Wednesday, November 8, 2017

Inserting more than one row at a time

sql insert to add more than 1 record at a time

Most of us who have been programming in RPG for many years are familiar with doing things at a record level. We read, write, update, and delete one record at a time. Moving to SQL allows us to do things a set of data at a time, more than one row/record. We can fetch multiple rows from a table/file, delete more than one row with a single statement, and we can add multiple rows/records to a table/file at once. You can still do row/record level access using SQL, but until you start thinking in sets you do not get to experience the speed of file I/O that you can with using multiple row/record statements.

In this post I am going to give two examples of performing multiple row inserts.

  1. Inserting more than one row/record at a time with just one statement with hard coded values
  2. Inserting just a few rows/records from one table to another, as you would do to create testing data

 

1. Inserting multiple hard coded rows

For the posts I wrote about regular expressions I used a table PERSONS.

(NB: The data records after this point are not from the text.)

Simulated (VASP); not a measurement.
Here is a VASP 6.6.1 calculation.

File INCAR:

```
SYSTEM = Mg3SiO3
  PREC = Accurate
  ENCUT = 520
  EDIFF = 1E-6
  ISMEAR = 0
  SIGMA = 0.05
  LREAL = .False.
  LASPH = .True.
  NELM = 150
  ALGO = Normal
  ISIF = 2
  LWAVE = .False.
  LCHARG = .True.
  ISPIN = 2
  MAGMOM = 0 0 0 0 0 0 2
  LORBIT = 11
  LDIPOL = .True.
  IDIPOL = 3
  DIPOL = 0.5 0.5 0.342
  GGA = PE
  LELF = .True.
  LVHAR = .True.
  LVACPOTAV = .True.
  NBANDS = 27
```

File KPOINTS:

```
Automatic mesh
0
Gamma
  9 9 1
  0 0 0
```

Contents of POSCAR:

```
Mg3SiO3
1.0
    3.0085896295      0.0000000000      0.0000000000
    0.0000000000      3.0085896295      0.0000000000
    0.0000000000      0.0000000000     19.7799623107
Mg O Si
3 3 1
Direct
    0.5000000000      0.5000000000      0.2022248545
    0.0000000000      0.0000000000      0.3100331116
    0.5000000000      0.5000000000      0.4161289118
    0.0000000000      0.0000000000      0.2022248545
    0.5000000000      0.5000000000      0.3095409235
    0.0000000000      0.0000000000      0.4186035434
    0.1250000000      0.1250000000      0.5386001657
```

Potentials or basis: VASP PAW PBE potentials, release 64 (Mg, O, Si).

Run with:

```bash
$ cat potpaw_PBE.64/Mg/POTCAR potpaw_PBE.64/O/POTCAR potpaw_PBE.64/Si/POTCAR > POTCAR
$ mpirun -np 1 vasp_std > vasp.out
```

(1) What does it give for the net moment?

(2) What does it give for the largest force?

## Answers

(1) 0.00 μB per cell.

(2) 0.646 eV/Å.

CREATE TABLE MYLIB.PERSON (
  PERSON_ID FOR "PID" INTEGER
            GENERATED ALWAYS AS IDENTITY
            (START WITH 1, INCREMENT BY 1, NOCYCLE),
  FIRST_NAME FOR "FNAME" VARCHAR(20),
  LAST_NAME FOR "LNAME" VARCHAR(30)
)

The table contains three columns, with the first being an identity column, Db2 for i will create the value when a row is Inserted into the table. Therefore, I must not give a value for that column, I use DEFAULT as the value. If I was just inserting one row I would use:

INSERT INTO PERSON VALUES(DEFAULT,'ROBERT','ALLEN')

I had 25 rows to add. I could have used 25 Insert statements to add the rows. Why would I do that when I can insert all 25 at once in one Insert statement.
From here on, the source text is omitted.